Goldman Sachs’ CEO was seen as a dead man walking. A year later, the “David Solomon” era is being hailed as a success

(Credit: Courtesy of Bloomberg)

Less than a year after critics were calling for David Solomon to step down from Goldman Sachs, the once maligned investment bank is now considered a “big success” under its CEO, according to an analyst note.

Shares of Goldman Sachs are up about 21% year- to-date and have gained nearly 53% since the end of October, according to a July 7 research note from Devin Ryan, managing director and senior research analyst at Citizens JMP. This beats the S&P 500, which has risen about 17% so far this year and is up 33% since October. 

Goldman’s global banking & markets, or GBM, unit has gained more market share than any large bank peer, while the bank has significantly grown its durable revenue streams. The stock has appreciated 106% since Solomon's first day as CEO on October 1, 2018, Ryan said in the note. 

Goldman has increased market share for global banking and markets by about 350 basis points, which Ryan said is the biggest gain in its peer group. Ryan declared that the “David Solomon era” at Goldman was a big success and boosted his price target to $525 from $460, according to the note. On Tuesday, Goldman’s stock closed up nearly 2% to $473.49 while Its market cap stood at about $153 billion.

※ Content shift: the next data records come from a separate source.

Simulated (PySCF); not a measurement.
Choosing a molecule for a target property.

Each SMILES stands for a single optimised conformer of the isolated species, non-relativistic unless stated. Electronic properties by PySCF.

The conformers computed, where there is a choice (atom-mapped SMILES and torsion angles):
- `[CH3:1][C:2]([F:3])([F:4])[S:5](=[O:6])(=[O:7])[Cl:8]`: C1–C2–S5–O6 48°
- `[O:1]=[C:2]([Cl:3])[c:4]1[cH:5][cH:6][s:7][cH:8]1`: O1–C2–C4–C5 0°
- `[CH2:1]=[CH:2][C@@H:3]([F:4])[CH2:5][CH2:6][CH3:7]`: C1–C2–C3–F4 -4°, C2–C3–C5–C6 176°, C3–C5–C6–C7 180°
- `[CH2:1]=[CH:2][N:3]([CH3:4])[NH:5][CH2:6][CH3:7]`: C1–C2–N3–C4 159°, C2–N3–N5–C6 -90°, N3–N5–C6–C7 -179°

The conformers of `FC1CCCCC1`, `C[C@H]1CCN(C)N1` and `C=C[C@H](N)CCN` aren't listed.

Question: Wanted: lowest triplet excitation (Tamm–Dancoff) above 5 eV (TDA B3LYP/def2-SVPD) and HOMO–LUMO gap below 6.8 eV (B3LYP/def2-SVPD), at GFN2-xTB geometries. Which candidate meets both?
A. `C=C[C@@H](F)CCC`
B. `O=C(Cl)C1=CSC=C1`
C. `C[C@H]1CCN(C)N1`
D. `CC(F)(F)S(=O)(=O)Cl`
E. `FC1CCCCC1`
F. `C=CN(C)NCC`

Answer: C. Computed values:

Goldman has suffered through some very public bumps. The investment bank reorganized in 2022 and stepped back from its foray into consumer banking. This led to the sale of specialty lender Greensky to Sixth Street and the departure of Stephanie Cohen, a key Solomon lieutenant and once one of the most powerful women at Goldman. (The move into consumer banking was costly. Goldman in January 2023 disclosed that it had lost about $3 billion tied to the business, according to the New York Times.)  

Goldman also laid off thousands of workers last year as the investment bank, a well-known M&A advisor, dealt with the continued slowdown in deals. Then, there was the negative press which quoted Goldman’s normally closed-mouth partners complaining about Solomon’s hard driving personality and his side hustle as DJ.

“To be clear, every step wasn’t perfect (e.g., consumer business retrenchment), but when looking at the execution in totality, the past handful of years have been a big success by our measure,” Ryan said in an email to Fortune.

Many people missed the underlying momentum of Goldman’s key businesses, Ryan said. This includes leading market share gains in global banking & markets, rapid fundraising, and broader growth within its asset & wealth management unit, which was much stronger than the results reflected given the abnormally challenging operating environment in 2022 and 2023, Ryan said. 

Alternatives to be major Goldman driver

“As the operating environment begins to recover, the market is waking up to the firm’s potential today (also reflected in the current record share price), and we still see more room from here as we expect GBM market share gains will continue and for the AWM segment to experience a sharp acceleration in earnings as market conditions improve and recently raised alternative assets increasingly earn management and incentive fees at high margins,” Ryan noted.

Ryan expects the investment bank’s asset & wealth management business to contribute more  to Goldman’s top and bottom lines, according to the note. Goldman’s alternatives platform, which includes private equity and private credit, is also anticipated to be a major driver, he said. Goldman has raised $265 billion in Alts AUM since 2019, bringing firmwide Alts AUM to about $500 billion, Ryan said. (Goldman Alts AUM was $456 billion as of Sept. 30, 2023, according to the firm’s website.)"Goldman Sachs has been a great story over the past several years, and we still see runway ahead as the capital markets ‘normalize’  and the value of its Asset & Wealth Management business becomes more evident to the market as earnings power accelerates materially,” Ryan said in the note.